Indian hubs cut costs for global wind turbine makers

August 19, 2011
Wind power map of India

Chennai, the hot and sultry capital of the Southern state of Tamilnadu in India has long been the epicenter of the Indian wind turbine industry.

The Centre for Wind Energy Technology (C-WET) of the Ministry Of Renewable Energy, the regulator is headquartered at Chennai and deals with all licensing and policy matters besides helping develop data for setting up wind farms.

It not only approves the manufacturing units that can set up plants in India but also tests and certifies the models that can be run in the wind farms. Unlike China, which has hundreds of 49.5 megawatt (MW) or smaller units which are outside the purview of the China's National Energy Bureau, India's wind energy sector is closely regulated with less than two dozen approved manufacturers and every project individually cleared.

However, it is not only the presence of the regulator or the long coastal belt conducive to wind farms that cause the major manufacturers set up their production units in the southern state of Tamilnadu. The state is also the home to the manufacturing and the component sector of the automobile, textile, energy and the computer industry.

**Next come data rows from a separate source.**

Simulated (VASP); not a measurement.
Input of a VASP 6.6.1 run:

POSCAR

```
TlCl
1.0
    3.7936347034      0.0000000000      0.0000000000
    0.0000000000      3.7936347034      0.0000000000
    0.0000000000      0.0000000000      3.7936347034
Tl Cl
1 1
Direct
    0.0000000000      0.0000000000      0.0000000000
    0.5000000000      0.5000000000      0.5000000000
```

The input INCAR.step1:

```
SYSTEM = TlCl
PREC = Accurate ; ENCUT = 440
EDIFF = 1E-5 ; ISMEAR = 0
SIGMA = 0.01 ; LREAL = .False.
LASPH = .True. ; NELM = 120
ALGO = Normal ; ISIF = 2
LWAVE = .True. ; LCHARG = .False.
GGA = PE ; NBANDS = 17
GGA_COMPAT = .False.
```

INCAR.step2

Foreign manufacturing heavyweights from Switzerland, Germany, US, Japan and Korea compete with large and medium Indian private sector units to provide a good mix of quality and volume.

The wind farm majors take advantage of this high quality infrastructure and skilled manpower availability in the industrial estates of Chennai, Coimbatore, Trichy, Hosur and Mangalore to set up their own manufacturing plants.

RE Power AG of Germany, now owned by India's Suzlon Energy, plans to open an export oriented unit at Mangalore for its 2MW turbines catering to the markets of US, Canada, Australia, New Zealand and Brazil.

Whereas the rotor blades will be manufactured at Mangalore, the generators and control systems will be sourced from nearby Coimbatore. The gear box will be sourced from Belgium's Hansen Transmission plant at Coimbatore.

Hansen set up a fully integrated 65,000-square-meter manufacturing unit in the Coimbatore SEZ in 2008 to manufacture 1500 to 2000 units of heavy duty gear boxes per annum suitable for wind turbines of 1.5 MW to 3 MW.

The area already had several large and well established gear box manufacturers like Shanti Gears and MM Gears, and a dependable ancillary base of casting suppliers and forging and machining units.

The Southern manufacturing hub also has several other plants of Suzlon making rotor blades, nacelles, nacelle covers, nose cones, braking systems and towers besides production units of other turbine manufacturers like Vestas of Denmark, Gamesa of Spain, and Enercon of Germany.

Another vibrant manufacturing hub for wind turbine makers is in the western coastal state of Gujarat known for its investor friendly policy and industrial prowess.

The state has a unique 20-year power purchase policy agreement for wind farms at a rate of Rs 3.5 (USD0.0788) per unit of power and a reputation for paying power producers on time unlike Tamilnadu where arrears of over 6 months are hurting the wind farms.